Linear Algebra: Vector Operations and Linear Combinations

Given vectors $V_1 = \begin{bmatrix} 1 \\ -2 \\ -5 \end{bmatrix}$, $V_2 = \begin{bmatrix} 2 \\ 5 \\ 6 \end{bmatrix}$, and $B = \begin{bmatrix} 7 \\ 4 \\ -3 \end{bmatrix}$, determine if there exist scalars $x_1$ and $x_2$ such that $x_1 V_1 + x_2 V_2 = B$.

Describe a plane in $\mathbb{R}^3$ given by the equation $x - 3y + 4z = 0$ in parametric vector form.

Given two vectors, $\mathbf{v} = 2\mathbf{i} - 5\mathbf{j}$ and $\mathbf{w} = -3\mathbf{i} + 7\mathbf{j}$, perform the following operations:

(A) $\mathbf{v} + \mathbf{w}$

(B) $\mathbf{v} - \mathbf{w}$

(C) $2\mathbf{v} + 3\mathbf{w}$

(D) $4\mathbf{v} - 5\mathbf{w}$

Given two vectors $X = \begin{bmatrix} 1 \\ 2 \end{bmatrix}$ and $Y = \begin{bmatrix} -4 \\ 6 \end{bmatrix}$, compute $X + Y$.

Subtract the vector $Y = \begin{bmatrix} -4 \\ 6 \end{bmatrix}$ from $X = \begin{bmatrix} 1 \\ 2 \end{bmatrix}$. Compute $X - Y$.

Calculate the linear combination $3X + 2Y$ for the vectors $X = \begin{bmatrix} 1 \\ 2 \end{bmatrix}$ and $Y = \begin{bmatrix} -4 \\ 6 \end{bmatrix}$.

Given vectors $A = \begin{bmatrix} 1 \\ 2 \\ 4 \end{bmatrix}$ and $B = \begin{bmatrix} 0 \\ 2 \\ 7 \end{bmatrix}$, compute $A + B$.

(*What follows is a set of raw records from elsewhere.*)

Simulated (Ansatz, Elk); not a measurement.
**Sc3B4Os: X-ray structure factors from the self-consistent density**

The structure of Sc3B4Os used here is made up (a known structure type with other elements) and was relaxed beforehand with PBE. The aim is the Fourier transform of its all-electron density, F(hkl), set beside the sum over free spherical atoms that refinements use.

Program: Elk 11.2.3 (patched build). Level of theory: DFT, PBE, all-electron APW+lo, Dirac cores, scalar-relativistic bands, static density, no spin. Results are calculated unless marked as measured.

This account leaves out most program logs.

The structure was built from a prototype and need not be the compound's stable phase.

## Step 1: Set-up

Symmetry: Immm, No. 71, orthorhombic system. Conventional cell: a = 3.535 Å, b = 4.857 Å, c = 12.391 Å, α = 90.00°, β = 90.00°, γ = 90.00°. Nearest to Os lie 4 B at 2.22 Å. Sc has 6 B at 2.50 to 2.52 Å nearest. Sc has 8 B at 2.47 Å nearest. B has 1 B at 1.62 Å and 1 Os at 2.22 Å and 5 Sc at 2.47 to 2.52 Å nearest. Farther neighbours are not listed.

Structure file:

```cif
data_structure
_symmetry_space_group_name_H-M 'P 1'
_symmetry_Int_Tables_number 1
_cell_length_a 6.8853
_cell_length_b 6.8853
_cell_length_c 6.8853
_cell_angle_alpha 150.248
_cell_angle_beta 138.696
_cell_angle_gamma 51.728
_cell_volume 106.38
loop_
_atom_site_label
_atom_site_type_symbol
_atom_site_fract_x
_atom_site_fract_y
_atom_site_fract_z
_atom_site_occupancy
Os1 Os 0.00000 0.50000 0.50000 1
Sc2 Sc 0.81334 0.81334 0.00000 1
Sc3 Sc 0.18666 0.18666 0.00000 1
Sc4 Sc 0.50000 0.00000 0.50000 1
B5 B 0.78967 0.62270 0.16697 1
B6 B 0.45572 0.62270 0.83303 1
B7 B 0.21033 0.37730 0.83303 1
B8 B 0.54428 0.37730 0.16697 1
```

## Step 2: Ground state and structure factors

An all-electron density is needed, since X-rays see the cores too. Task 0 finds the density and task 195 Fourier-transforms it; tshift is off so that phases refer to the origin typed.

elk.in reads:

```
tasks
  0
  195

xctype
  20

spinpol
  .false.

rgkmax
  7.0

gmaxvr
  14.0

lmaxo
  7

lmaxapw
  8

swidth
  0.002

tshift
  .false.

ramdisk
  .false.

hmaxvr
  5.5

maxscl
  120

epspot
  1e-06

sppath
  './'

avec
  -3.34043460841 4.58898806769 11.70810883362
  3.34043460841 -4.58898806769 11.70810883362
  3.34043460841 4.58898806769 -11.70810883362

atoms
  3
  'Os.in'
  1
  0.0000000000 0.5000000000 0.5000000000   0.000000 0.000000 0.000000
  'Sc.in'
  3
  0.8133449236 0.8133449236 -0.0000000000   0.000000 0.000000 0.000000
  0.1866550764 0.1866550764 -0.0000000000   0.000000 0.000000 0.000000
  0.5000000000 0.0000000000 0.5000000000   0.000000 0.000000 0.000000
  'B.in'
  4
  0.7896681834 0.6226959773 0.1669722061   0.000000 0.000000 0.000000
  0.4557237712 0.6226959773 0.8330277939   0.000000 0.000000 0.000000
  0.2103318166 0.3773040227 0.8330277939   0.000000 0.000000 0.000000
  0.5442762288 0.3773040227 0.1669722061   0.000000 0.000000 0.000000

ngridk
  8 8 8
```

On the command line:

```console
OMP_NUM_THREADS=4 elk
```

For vectors $A = \begin{bmatrix} 1 \\ 2 \\ 4 \end{bmatrix}$ and $B = \begin{bmatrix} 0 \\ 2 \\ 7 \end{bmatrix}$, compute $B - A$.

Calculate the expression $B + 3A$ for vectors $A = \begin{bmatrix} 1 \\ 2 \\ 4 \end{bmatrix}$ and $B = \begin{bmatrix} 0 \\ 2 \\ 7 \end{bmatrix}$.